I work on a language project that uses LLVM as a back-end. My primary target is Windows, and one of my many goals is to provide a first-class debugging experience for Windows developers. One thing that I ran into early is that debug support (i.e. from Visual Studio, WinDbg, and other Windows-centric debuggers) relies heavily on PDB files, either directly or (in the case of non-Microsoft tools) via DbgHelp.dll.
PDBs have been notoriously opaque for years, but recently, with some source code released by Microsoft, it has become practical (albeit difficult and tedious!) to generate PDBs for other languages besides C/C++. I’ve begun documenting my efforts here and circulated the results on LLVM’s dev mailing list. A few people suggested that the Rust community may find the information useful.

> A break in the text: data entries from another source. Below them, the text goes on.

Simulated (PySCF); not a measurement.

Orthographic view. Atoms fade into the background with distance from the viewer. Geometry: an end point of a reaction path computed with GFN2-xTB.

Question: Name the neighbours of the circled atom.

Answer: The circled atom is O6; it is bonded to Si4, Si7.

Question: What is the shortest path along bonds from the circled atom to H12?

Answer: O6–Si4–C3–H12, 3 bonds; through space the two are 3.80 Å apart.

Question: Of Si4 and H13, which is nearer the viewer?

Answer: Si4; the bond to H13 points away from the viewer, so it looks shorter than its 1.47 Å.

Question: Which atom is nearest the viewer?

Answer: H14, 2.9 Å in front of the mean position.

In the spirit of sharing and collaboration, I’m curious if anyone is actively working on supporting VS/WinDbg for Rust debugging on Windows, and if so, if there’s any way my research in this area might be beneficial to those efforts.
I’m really excited to hear that you’re working on this! Having a debugging experience for Rust code in Servo and Firefox on Windows that is as good or better than the experience on Linux and macOS is really important to us.
AFAIK, the two major challenges today for Rust code are:
Name mangling on Windows is done in GNU style, not MSVC
No variable or type information
I’m not personally working on this, but I’d be happy to help support efforts (via contracting, rah-rah mails to upper management, etc.) in whatever way would assist.
WindowsBunny/retep998/Peter Atashian and Michael Woerister would probably know more about the current state of things here and any other efforts.
I can’t promise this yet, but my first forays into encoding type data suggest that name mangling may not actually be that big of a deal. It seems like (and again I need to do more work to confirm this) arbitrary strings are more or less fine in PDB data, and the mapping from mangled names to type metadata is sufficiently flexible that you don’t need to conform to a specific scheme for a debugger to show type information for function signatures etc.
There are assumptions in PDB format about how types are encoded, but they seem to be a superset of C types (plus some extra CLR stuff and whatnot floating about) so if a given language can express enough of its type system in C signatures, the debuggers will Just Work.
Again I’m still early on in encoding type/variable data so there are probably dark corners I haven’t stumbled into yet, but that’s what I’m seeing for now. For example if you respect the platform ABI for calling conventions, WinDbg at least can probe function arguments off the stack and appropriate registers, given a correct function signature in the PDB.
If you use the pc-windows-msvc toolchain to compile your Rust code then the resulting binary will come with a .pdb file. If you enable debug info then LLVM will emit codeview debug info into the object files that the linker will convert into the .pdb file to improve debugging. So right now things already work fairly well, but there is still room for improvement in several areas. Mainly getting LLVM to emit better debuginfo and adding specific support in the debugger for Rust. The latter unfortunately depends on Microsoft caring enough to focus on that. LLVM support however can be improved by anyone who knows enough C++ and is willing to dive in.
Do I infer correctly that this process relies on Microsoft’s LINK.EXE to generate the PDBs? Is Rust interested in moving away from a third-party linker at some point?
We very much rely on link.exe to link stuff for us because LLVM's lld is nowhere near feature parity with link.exe yet. Also, we basically depend on having a full msvc installation anyway so we can have access to all the import libraries for system libraries and the CRT, so there's no reason to not use link.exe if we know it will be there anyway.
The same reason the United States has not adopted the metric system. The merits of the tools are irrelevant; what people are used to on Windows is Visual Studio and (to a smaller extent) WinDbg. Getting heavy-duty adoption on a platform generally involves embracing the ecosystems entrenched on that platform.
I was about to say that learning to use a new standalone debugger, like say CDT’s standalone GDB debugger is like less than 1% of the effort of learning Rust, but…
… then I re-read your original post, and noticed you’re not just talking about Rust not just about your personal adoption of a debugger tool, but all your potential users since you are creating a new language. Ok, your reply makes sense then.
Well then, I know LLDB devs are working on having support for MSVC debugging: http://blog.llvm.org/2015/01/lldb-is-coming-to-windows.html . Don’t know how far ahead they are, nor how committed they are to reaching that goal in a usable, production-ready state though.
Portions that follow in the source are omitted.